A Title Much Cooler Than Anything on the Old Site
I like to try different approaches, though I tend to start with a fairly generic fantasy world but add/remove some mechanics that support a particular narrative or style of play.

For example, my current long-running campaign is a large but contained sandbox. A mega dungeon. I use GP for XP, which really changes the dynamics of game play. There are a variety factions, a detailed history, and some overall plot lines, but the story is mostly created through play. It does involve quite a bit of downtime play, however, which not all players are going to be into.

My first 5e campaign was a home brew world where elves were for all practical purposed wiped out and arcane magic was banned. For that campaign, I used milestone leveling. There would be an adventure that would like for one or two 8-hour sessions. After which, surviving PCs would level up. Basically, the idea is that you had a party of adventurers who after a period of time, could be years, we called together once again. Bascially we played levels 1 through 20, with each level being one adventure. It worked well for for busy players.

Both of these campaigns worked well when you have players who cannot attend every sessions. It is very easy to bring in new guest players as well.

The only other campaign I ran in 5e was Curse of Strahd, because I was burned out with world building and creating all the adventures myself and I really liked the CoS adventure book. While I really enjoyed it, it was much harder to run with a group of busy people who might not be able to make every session. I had to work much more on moving the schedule around to try to ensure the entire group could attend most of the time. A full-on "adventure path" or more railroady adventure would would even harder to run. CoS was at least pretty sandboxy. But I would find it difficult to run most of the officially published WotC adventures for my main group.
 

Still fan of the town-wilderness-dungeon concept.

A lot of the stuff I create is filled with a lot of was is called " secondary story-telling". The PCs are not the first to explore the dungeon, as well as what they do, they also uncover previous incursions from years ago, decades ago or even centuries ago.
 

pukunui

Legend
I don't really have a "go to" concept, as I usually run premade campaigns. However, when I combined "Trouble in Red Larch" with Scourge of the Sword Coast and Storm King's Thunder, I framed it as the PCs being agents of the Lords' Alliance being sent on various missions. I quite liked that setup and would absolutely use it again.
 


aco175

Legend
I tend to have some sort of basic "Save the Town" theme. Could be like the Essential box with a local dragon taken over and stirred up the orcs who have come down from the mountain to cause trouble. Something where the PCs have a home base town and find it threatened after a few smaller adventures or find out all at once. This tends to last to 6-8th level and then wraps up. The hooks in that part of the campaign tends to lead to other smaller 3-level arcs to finish things.

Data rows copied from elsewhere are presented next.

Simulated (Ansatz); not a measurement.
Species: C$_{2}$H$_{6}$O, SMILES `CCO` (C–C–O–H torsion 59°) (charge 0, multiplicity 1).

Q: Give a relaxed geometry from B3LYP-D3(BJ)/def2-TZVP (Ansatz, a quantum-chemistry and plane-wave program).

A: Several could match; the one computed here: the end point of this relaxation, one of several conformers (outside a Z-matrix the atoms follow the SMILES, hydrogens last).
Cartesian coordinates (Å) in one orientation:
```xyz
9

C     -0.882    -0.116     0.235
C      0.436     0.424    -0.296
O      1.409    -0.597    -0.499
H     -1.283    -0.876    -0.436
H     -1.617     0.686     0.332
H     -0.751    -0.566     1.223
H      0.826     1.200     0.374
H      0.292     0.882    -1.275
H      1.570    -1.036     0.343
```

Another go-to is the episodic exploration. I like this one when players are more likely to come and go. Each week is a contained dungeon that wraps up and the PCs end up back at town for the next week. I had a campaign where searching through a ruined town to make it fit to settle once again. Each week had a new building or sewer or such. There was some larger problems lurking and the groups would get clues to find the demon or something. I had a farmstead turned inn as a home base about an hour from the town and the PCs show up there as treasure hunters or knowledge seekers.
 

R_J_K75

Legend
I liked running city settings, Waterdeep in particular. There were 2 table in Cities of Mystery and another from City Systems. I used them for years to randomly roll up street scenes that the players would run into along the way from point A to point B. It made for some interesting scenarios and really brought the city to life.
 

delericho

Legend
I would like to say I don't have one, because I do try to distinguish campaigns from one another. But recent history would seem to belie that: the has been a recurring theme of "you find yourself lost somewhere and want to get home."
 

Inchoroi

Adventurer
Um, I generally don't have a "go-to," except for a few prerequisites:

1. Long campaign. I hate short campaigns. Most can't really develop a character fully over the course of 3-7 session, and there's nothing to me more satisfying then going through the long campaign and getting that closure in the end. Thankfully, I have a pretty good group of players that have stuck with my insanity.

2. One Story. I'll have tangents and tied-on little subplots, but its all one story that is tied together. Everything makes sense, there's nothing there just because, and the only plot threads that aren't tied up are ones I intend to use for future campaigns (for example, the first statue of an ancient horrible wizard-warlord they find is the BBEG for not the next campaign, but three campaigns later).

The above means my campaigns tend to follow a fairly set formula as far as structure goes, since I have to make one story last for about a year, from level 3 to level 20. Outside of that general structure, just about anything goes.
 

Agametorememberbooks

Explorer
Publisher
I tend to like creepy-horror so I’m always trying to mix elements of that sort of dark fable horror into my games. I don’t beat my players over the head with it, but it adds a nice air of uncertainty that makes it fun. I mostly just like ideas that keep the game rolling along which is why we created our supplement.